Silver Slips Amid Easing Tensions and Investor Shift Toward Bonds
Waleed Farouk
Silver prices in the local Egyptian market declined by 1.5% over the past week, mirroring a marginal global drop of 0.03% in ounce prices. This pullback comes amid easing geopolitical tensions and rising U.S. bond yields.
The price of 800-grade silver opened the week at EGP 51.25 per gram and closed at EGP 50.50, down by EGP 0.75. On the global front, silver opened at $35.93 per ounce, briefly touched $36.83, and ended the week at $35.92—marking a $0.01 drop.
As of the latest quotes, the local market saw 800-grade silver at EGP 51.25 per gram, 999-grade at EGP 63, and 925-grade at EGP 58.50. A silver pound (925-grade) was priced at EGP 468.

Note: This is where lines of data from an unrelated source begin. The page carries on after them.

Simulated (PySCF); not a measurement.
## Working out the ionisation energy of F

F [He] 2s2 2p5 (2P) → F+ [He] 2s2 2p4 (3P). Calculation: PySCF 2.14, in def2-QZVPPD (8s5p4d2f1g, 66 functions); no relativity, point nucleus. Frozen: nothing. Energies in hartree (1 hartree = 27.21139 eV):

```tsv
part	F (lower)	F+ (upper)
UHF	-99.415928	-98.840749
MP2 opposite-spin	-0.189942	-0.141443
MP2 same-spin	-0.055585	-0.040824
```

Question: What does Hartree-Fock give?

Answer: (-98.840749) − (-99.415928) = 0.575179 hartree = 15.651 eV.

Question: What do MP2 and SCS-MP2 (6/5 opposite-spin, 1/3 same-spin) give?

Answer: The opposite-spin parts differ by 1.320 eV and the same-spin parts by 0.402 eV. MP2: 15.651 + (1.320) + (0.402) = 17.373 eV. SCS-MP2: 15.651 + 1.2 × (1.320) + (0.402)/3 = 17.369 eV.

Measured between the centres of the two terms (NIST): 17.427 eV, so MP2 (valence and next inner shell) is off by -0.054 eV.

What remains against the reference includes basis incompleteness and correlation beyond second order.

The price retreat followed reports of progress in ceasefire talks between Israel and Iran, which reduced demand for safe-haven assets and ended a multi-day rally. Despite pulling back from 13-year highs, silver still maintains gains exceeding 20% since the beginning of the year, suggesting a market repricing rather than a full reversal of the bullish trend.
The downturn was driven by declining geopolitical risks, as de-escalation talks between Israel and Iran dampened investor appetite for defensive assets like silver, which had previously rallied by nearly 30% during the first half of 2025.
This shift in investor sentiment forced funds to rebalance their positions after losing one of the key catalysts for silver's recent surge.
Meanwhile, results from the U.S. Federal Reserve's 2025 stress tests showed that 22 major American banks maintain strong capital positions. This eased concerns about financial sector stability, further weakening demand for metals as crisis hedges.
Expectations for a Fed rate cut have also diminished, with markets currently pricing in only a 25% probability of a rate reduction in July—despite pressure from former President Trump. This signals a more hawkish monetary stance that reduces silver's appeal as a non-yielding asset.
Although the U.S. dollar index declined slightly, 10-year Treasury yields surged to 4.275%, boosting the attractiveness of fixed-income assets over precious metals. The rise in real yields represents an opportunity cost for holding silver, prompting many investors to shift toward bonds—especially in the absence of strong downward pressure on the dollar.
Despite the recent drop, silver remains one of 2025's strongest performers, supported by several structural factors: record-high gold prices, which historically pull silver upward due to their close correlation; a persistent supply deficit, marking the fifth consecutive year of market shortage; and surging industrial demand, particularly from the green technology and electronics sectors, alongside renewed safe-haven buying amid continued geopolitical and economic uncertainty.
Analysts at Citibank expect silver prices to continue climbing, potentially reaching $40 per ounce within 6 to 12 months and even hitting $46 by Q3 2025, driven by supply shortfalls and robust industrial momentum.
Ultimately, silver's performance will hinge on the path of U.S. monetary policy and developments in the Middle East. Any renewed escalation or a dovish pivot by the Federal Reserve could reignite bullish momentum for the white metal.